There were many different types of gladiators in ancient Rome. Some of the first gladiators had been prisoners-of-war, and so some of the earliest types of gladiators were experienced fighters; Gauls, Samnites, and Thraeces (Thracians) used their native weapons and armor. Different gladiator types specialized in specific weapons and fighting techniques. Combatants were usually pitted against opponents with different, but more or less equivalent equipment, for the sake of a fair and balanced contest. Most gladiators only fought others from within the same school or ludus, but sometimes specific gladiators could be requested to fight one from another ludus.
Elite gladiators wore high-quality decorative armour for the pre-game parade (Pompa). Julius Caesar's gladiators wore silver armour, Domitian's wore golden armour and Nero's wore armour decorated with carved amber. Peacock feathers were used for plumes while tunics and loincloths had patterns in gold thread. For the fighting, functional combat armour was used; this too could be elaborately decorated. Some artistic sources, such as reliefs and mosaics, show gladiators with a various number of tassels hanging from one arm or leg. It has been speculated that they were a form of "scorecard" to show the number of fights a gladiator had won. Contests were managed by arena referees, and were fought under strict rules and etiquette.
Combat was probably accompanied by music, whose tempo might have varied to match that of the combat. Typical instruments were a long straight trumpet (tuba), a large curved brass instrument (lituus), and a water organ (organum). During the Imperial period, the games might be preceded by a mimus, a form of comedy show. An image from Pompeii shows a "flute playing bear" (Ursus tibicen) and a "horn-blowing chicken" (Pullus cornicen), that may have been part of such a mimus.

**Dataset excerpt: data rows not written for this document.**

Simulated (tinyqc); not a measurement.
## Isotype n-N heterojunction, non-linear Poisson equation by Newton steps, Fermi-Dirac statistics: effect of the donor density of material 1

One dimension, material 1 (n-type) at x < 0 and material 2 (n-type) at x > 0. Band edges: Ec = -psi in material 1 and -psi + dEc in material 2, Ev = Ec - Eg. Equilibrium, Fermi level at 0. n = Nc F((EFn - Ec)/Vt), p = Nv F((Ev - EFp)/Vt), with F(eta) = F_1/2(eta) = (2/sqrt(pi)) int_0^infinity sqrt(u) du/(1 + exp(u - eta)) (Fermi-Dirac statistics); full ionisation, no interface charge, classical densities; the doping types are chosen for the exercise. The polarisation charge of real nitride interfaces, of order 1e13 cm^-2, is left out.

The following list includes gladiators as typed by fighting style and equipment, general terms for gladiators, fighters associated with gladiatorial spectacles who were not strictly gladiators, and personnel associated with training or presentation.
A "blindfolded gladiator", or a "gladiator who fought blind". Cicero jokingly refers to andabata in a letter to his friend Trebatius Testa, who was stationed in Gaul. The passage associates the andabata loosely with essedarii, chariot fighters. The word is extremely rare in classical sources, and of doubtful etymology; Delamarre suggests it as a Latinised borrowing from Gaulish.
The arbelas as gladiator type is mentioned only in the Oneirocritica of Artemidorus, which discusses dream-symbols and their significance in dream interpretation. It may be related to the Greek word arbelos (ἄρβηλος), a cobbler's semicircular blade used to cut leather.
Bustuarius was a "tomb fighter," from bustum, "tomb", a generalised reference to the association of gladiatorial combat with funeral games (munera). Servius notes that it had once been "the custom to put captives to death at the graves of strong men, which later seemed a bit cruel, so it was decided to have gladiators fight at the tombs." Even among gladiators, it was an unflattering term: Cicero used it to liken the morals of his enemy Clodius to those of the very lowest gladiator class.
The Roman historian Tacitus describes a Gaulish contingent of trainee, slave gladiators as crupellarii, equipped "after the national fashion" of Gallia Lugdunensis under Julius Sacrovir, during the Aeduian revolt of AD 21 against Rome. Tacitus has them "encased in the continuous shell of iron usual in the country", labouring under its weight, unable to fight effectively, rapidly tiring and soon dispatched by regular Roman troops. Tacitus' source could refer to a heavily armoured Roman "Gallus" type, which by Tacitus' own time had been developed and renamed as the murmillo.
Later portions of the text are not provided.